The Dan has been cleaned up, and Eden’s tourism economy seems to have recovered.

But we shouldn’t forget what happened back in February 2014 and why the new regulations were a good idea.

The storage and disposal of coal ash still poses serious problems. There will be such problems until all existing coal-ash ponds are cleaned up, and new issues are likely to arise as long as Duke Energy and other utilities operate coal-fired power plants — which, given the current administration’s emphasis on promoting fossil fuels rather than cleaner energy, could be for many, many more years.

So it comes as bad news that the Trump administration is rewriting the rules that the Obama administration came up with in 2015 after the spill that belched gray sludge down more than 70 miles of the Dan River in North Carolina and southern Virginia.

After the spill in Eden, state regulators fined Duke more than $6 million. The General Assembly passed a bill requiring Duke to close its 32 coal-ash ponds in North Carolina by 2029.

Almost immediately, political and legal battles erupted about which ponds to close when, how to go about closing them, how much Duke Energy can raise its rates to cover the cleanup costs and a host of other issues.

Questions about Gov. Pat McCrory’s ties to his former employer, Duke Energy, were a factor in his defeat for re-election in 2016.

So it’s not reassuring when Scott Pruitt, the head of the Environmental Protection Agency, says that the changes are being proposed in the name of federalism, to allow the states “to incorporate flexibilities into their coal and permit programs.”

Of course, the EPA also said that the changes would save electric utilities millions of dollars in annual costs.

Almost as soon as the Trump administration took, the energy industry began asking for looser regulations, saying that complying with the rules designed to protect water quality, human health and wildlife is costing the coal-fired power industry too much.

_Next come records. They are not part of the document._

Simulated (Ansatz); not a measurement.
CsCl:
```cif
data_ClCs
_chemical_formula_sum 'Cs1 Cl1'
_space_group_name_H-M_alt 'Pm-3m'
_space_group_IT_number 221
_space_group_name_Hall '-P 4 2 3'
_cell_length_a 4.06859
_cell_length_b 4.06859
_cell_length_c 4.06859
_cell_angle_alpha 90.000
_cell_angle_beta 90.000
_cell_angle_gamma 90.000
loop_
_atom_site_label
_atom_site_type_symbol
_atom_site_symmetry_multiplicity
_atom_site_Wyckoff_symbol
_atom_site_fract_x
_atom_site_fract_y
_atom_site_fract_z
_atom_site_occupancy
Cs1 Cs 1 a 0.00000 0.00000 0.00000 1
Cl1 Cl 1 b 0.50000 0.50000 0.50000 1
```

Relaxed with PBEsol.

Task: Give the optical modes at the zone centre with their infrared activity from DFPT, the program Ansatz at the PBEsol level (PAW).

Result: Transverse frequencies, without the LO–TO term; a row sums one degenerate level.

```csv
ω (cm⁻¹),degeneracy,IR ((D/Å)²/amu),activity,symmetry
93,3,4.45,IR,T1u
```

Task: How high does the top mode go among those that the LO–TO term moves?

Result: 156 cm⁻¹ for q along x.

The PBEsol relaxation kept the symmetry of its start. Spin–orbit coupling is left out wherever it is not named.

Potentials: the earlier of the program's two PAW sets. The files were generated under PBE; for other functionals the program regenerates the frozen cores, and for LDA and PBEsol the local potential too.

Wouldn’t it be great if those costs were steep enough to help wean the industry from coal and encourage more emphasis on cleaner energy sources?

Easing regulations is the wrong approach.

The Obama administration imposed the regulations after lengthy negotiations with utilities, other industries and environmentalists.

Relaxing those commonsense rules now — even as utilities are in the process of reporting the extent of coal-ash contamination and devising plans to address it — would mean the lessons learned in 2014 are being ignored.